AS9100 is the quality management standard for the aerospace industry. If you are a contract manufacturer making parts for aerospace primes, you either have it, are working toward it, or your customers are asking when you will.
The standard is comprehensive — it builds on ISO 9001 and adds aerospace-specific requirements around configuration management, risk, special processes, and traceability. For a shop with 10 to 50 employees, the challenge is not understanding what AS9100 requires. It is implementing it without drowning in paperwork or hiring a full-time quality manager.
This checklist covers the twelve areas auditors focus on most. For each, we describe what they are looking for, what "good" looks like at a small shop, and what triggers a finding.
1. Document control
What auditors look for: controlled documents (SOPs, work instructions, specs) with revision history, approval records, and a process for distributing updates. What triggers a finding: operators working from outdated prints, no record of who approved the current revision, or uncontrolled copies floating around the shop floor.
2. Record retention
What auditors look for: quality records (inspection reports, material certs, test results) stored in a retrievable system with defined retention periods. What triggers a finding: records that cannot be located within a reasonable time, no defined retention policy, or records stored in personal email inboxes.
3. Configuration management
What auditors look for: a process for managing product configuration — part numbers, revisions, and effectivity. When a design changes, there must be a documented change process. What triggers a finding: parts shipped against the wrong revision, no formal change request process, or build plans that do not reference a specific revision.
4. Risk management
What auditors look for: evidence that you identify and mitigate risks to product quality and delivery. This does not require a formal FMEA for every product — but there should be documented consideration of risk. What triggers a finding: no risk assessment records, or risk identified but no evidence of mitigation.

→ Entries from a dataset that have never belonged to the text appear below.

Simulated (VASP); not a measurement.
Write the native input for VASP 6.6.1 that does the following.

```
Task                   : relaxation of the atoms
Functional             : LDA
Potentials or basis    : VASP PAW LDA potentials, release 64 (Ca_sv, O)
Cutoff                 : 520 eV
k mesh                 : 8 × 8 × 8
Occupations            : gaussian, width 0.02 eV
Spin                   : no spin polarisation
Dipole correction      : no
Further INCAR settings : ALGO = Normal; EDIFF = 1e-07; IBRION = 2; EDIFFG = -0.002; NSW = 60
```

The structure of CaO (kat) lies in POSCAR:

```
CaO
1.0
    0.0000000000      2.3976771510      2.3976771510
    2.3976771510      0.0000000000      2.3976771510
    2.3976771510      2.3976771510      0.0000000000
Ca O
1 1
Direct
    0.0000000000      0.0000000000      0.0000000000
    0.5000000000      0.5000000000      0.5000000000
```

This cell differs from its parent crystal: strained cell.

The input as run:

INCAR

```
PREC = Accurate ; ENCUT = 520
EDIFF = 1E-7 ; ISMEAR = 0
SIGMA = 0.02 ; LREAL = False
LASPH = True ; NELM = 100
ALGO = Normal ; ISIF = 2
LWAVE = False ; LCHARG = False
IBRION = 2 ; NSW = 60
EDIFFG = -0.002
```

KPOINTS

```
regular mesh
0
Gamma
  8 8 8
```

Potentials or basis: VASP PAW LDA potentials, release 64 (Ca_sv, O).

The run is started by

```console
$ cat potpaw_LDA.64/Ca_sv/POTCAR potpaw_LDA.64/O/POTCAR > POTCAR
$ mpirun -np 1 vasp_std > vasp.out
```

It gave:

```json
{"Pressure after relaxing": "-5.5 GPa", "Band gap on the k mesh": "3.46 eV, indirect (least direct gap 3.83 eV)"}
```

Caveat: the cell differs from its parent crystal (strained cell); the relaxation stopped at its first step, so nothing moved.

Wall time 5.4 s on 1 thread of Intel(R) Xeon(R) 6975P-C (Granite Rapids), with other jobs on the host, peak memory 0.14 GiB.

5. Purchasing and supplier control
What auditors look for: an approved supplier list, incoming inspection procedures, and evidence that you verify purchased material meets spec. What triggers a finding: no incoming inspection records, purchasing from unapproved suppliers, or material certs that do not match the PO.
6. Production planning and control
What auditors look for: documented work orders or travelers that define what to make, how to make it, and what materials to use. Each job should reference the correct revision of the build plan. What triggers a finding: jobs running without a work order, work instructions that do not match the current revision, or no record of which build plan was used.
7. First article inspection
What auditors look for: a formal FAI process that verifies the first unit of a new part (or new revision) meets all drawing requirements. Results must be documented and approved. What triggers a finding: FAI not performed on new parts, incomplete measurement records, or FAI done but not formally approved before production continued.
8. Traceability
What auditors look for: the ability to trace a shipped part back to its raw materials, work order, inspection records, and operator. For serialized parts, this must be per-unit. For batch items, per-lot is acceptable. What triggers a finding: gaps in the traceability chain — for example, a work order that consumed material but no record of which lot was used.
9. Nonconformance and corrective action
What auditors look for: a documented process for handling nonconforming product (quarantine, disposition, root cause analysis) and a corrective action system that tracks issues to closure. What triggers a finding: nonconforming product not segregated, no root cause analysis, or corrective actions opened but never closed.
10. Calibration
What auditors look for: measuring equipment (calipers, micrometers, CMMs) calibrated on schedule with traceable standards. Calibration records must include dates, results, and the next due date. What triggers a finding: overdue calibrations, no calibration records, or measurement equipment in use without a calibration sticker.
11. Internal audit
What auditors look for: evidence that you audit your own quality system at planned intervals. Internal audits should cover all clauses of AS9100 over a defined cycle. What triggers a finding: no internal audit schedule, audits not performed, or findings from internal audits not addressed.
12. Management review
What auditors look for: periodic management review meetings where leadership reviews quality system performance, customer feedback, audit results, and corrective action status. Meeting minutes must be documented. What triggers a finding: no management review records, or reviews that do not cover the required inputs (audit results, customer complaints, process performance).
Staying audit-ready year-round
The shops that struggle with AS9100 audits are the ones that prepare for audits. The shops that pass easily are the ones that run their quality system every day, not just when the auditor is coming.
The difference is not effort — it is infrastructure. When your work orders, material records, inspection results, and document control all live in one system, compliance is a byproduct of doing your normal work. You do not prepare for the audit; you just pull the records.
When those records live in spreadsheets, paper files, email threads, and someone's desk drawer, every audit becomes a frantic two-week data-gathering exercise. The information exists — it is just scattered.
Practical next steps
- Pick the three weakest areas from the checklist above. Be honest about where your gaps are.
- Fix the infrastructure first. Most findings are not about missing processes — they are about missing records. If the process happens but no one documents it, the auditor sees a gap.
- Automate what you can. Audit trails, revision control, and material traceability should be system-generated, not manually maintained. Manual records are only as reliable as the person updating them.
- Do a mock audit. Walk through the twelve items above with someone from your team playing the auditor. If you cannot produce a record within two minutes, that is a finding waiting to happen.
AS9100 is achievable for small shops. The standard does not require enterprise-grade complexity — it requires consistent, documented processes. The right system makes that consistency automatic instead of heroic.